The Last Exorcism was commonly regarded as a cross between the grandaddy of all exorcism movies, 1973's The Exorcist, and a more recent, but no less influential horror, The Blair Witch Project, from which this took its faux documentary style. Those were valid comparisons, especially as the presence of supernatural forces was something both of those films took for granted, and this initially more cynical tone here was shown to be in the wrong when Cotton gets in over his head with a case that may actually be the genuine article. Not that this was a film which was going to reveal that their sceptic was right all along.
But what this appeared to have been inspired by more than those two was the seventies documentary Marjoe, where the charismatic young evangelist Marjoe Gortner allowed a crew to follow him as he went about his apparently devout histrionics in the church, then in private moments admitted he thought the whole thing was just bullshit designed to fleece the gullible, and that he was getting out of the sermonising business. It was perhaps no coincidence that Gortner began his acting career in movies and television soon after, and writers Huck Botko and Andrew Gurland seemed to have reacted badly to what they saw as less honest, and more duplicitous.
Hence the plotline here, which took a very Marjoe-like personailty - he even boasts he can get an amen and hallelujah from his mother's banana bread recipe, which he proceeds to do - and put him through the wringer as if to punish him for his hubris. Well played by Fabian, we can see the appeal of this man, but how you react to him depended very much on what side of the religious fence you sat on, and whether you thought he was getting his just desserts or whether you viewed this as another silly horror flick that would do anything for those crucial fright scenes. To the filmmakers' credit, they did work up a neat atmosphere by utilising whatever they had to hand, from the flexibility of the lead actress Ashley Bell to as many loud noises as they could muster.

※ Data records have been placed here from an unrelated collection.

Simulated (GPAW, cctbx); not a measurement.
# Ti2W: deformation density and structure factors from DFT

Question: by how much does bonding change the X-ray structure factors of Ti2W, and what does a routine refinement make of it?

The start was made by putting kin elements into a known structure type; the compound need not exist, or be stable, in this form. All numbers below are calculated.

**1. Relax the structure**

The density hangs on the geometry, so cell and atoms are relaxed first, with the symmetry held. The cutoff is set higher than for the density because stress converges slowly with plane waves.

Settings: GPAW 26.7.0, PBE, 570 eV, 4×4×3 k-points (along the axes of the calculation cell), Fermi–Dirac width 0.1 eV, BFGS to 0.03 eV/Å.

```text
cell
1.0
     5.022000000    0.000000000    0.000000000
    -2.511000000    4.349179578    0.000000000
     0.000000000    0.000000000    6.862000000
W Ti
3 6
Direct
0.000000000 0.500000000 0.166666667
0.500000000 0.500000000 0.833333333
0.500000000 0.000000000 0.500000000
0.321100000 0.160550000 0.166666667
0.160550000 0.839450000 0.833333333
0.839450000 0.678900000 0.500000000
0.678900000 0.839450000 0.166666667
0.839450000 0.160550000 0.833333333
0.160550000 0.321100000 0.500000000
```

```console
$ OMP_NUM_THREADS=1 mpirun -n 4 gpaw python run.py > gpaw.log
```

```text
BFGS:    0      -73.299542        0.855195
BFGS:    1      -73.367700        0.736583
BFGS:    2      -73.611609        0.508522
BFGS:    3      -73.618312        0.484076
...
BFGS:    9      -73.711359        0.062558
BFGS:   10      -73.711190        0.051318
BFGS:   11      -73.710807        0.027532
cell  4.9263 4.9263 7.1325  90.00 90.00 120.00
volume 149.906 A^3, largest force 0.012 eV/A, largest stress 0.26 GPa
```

Bell played Nell Sweetzer, an innocent sixteen-year-old whose father's letter Cotton picks out at random and settles on her case for his final exorcism. Naturally his idea of such a ceremony is one of simple magic tricks and liberal readings from the relevant scripture passages, not any actual calling on the Heavenly Father to cast out any demons, yet after he goes through with it, well, what do you know? Seems it didn't actually work and Nell is as bad as she ever was. Cotton and the two-person crew worry that she is the subject of abuse from either her father or her brother and that is why she is acting so strangely, but what if, we are asked to consider, there really is something devilish going on? As if there was any doubt, yet even as the ending confirms our worst fears, it didn't half seem daft, no matter that it had been fairly well telegraphed. The inclusion of spooky music and sound effects betrayed director Daniel Stamm's intentions: little thought provoking at all, just make 'em jump. Music by Nathan Barr.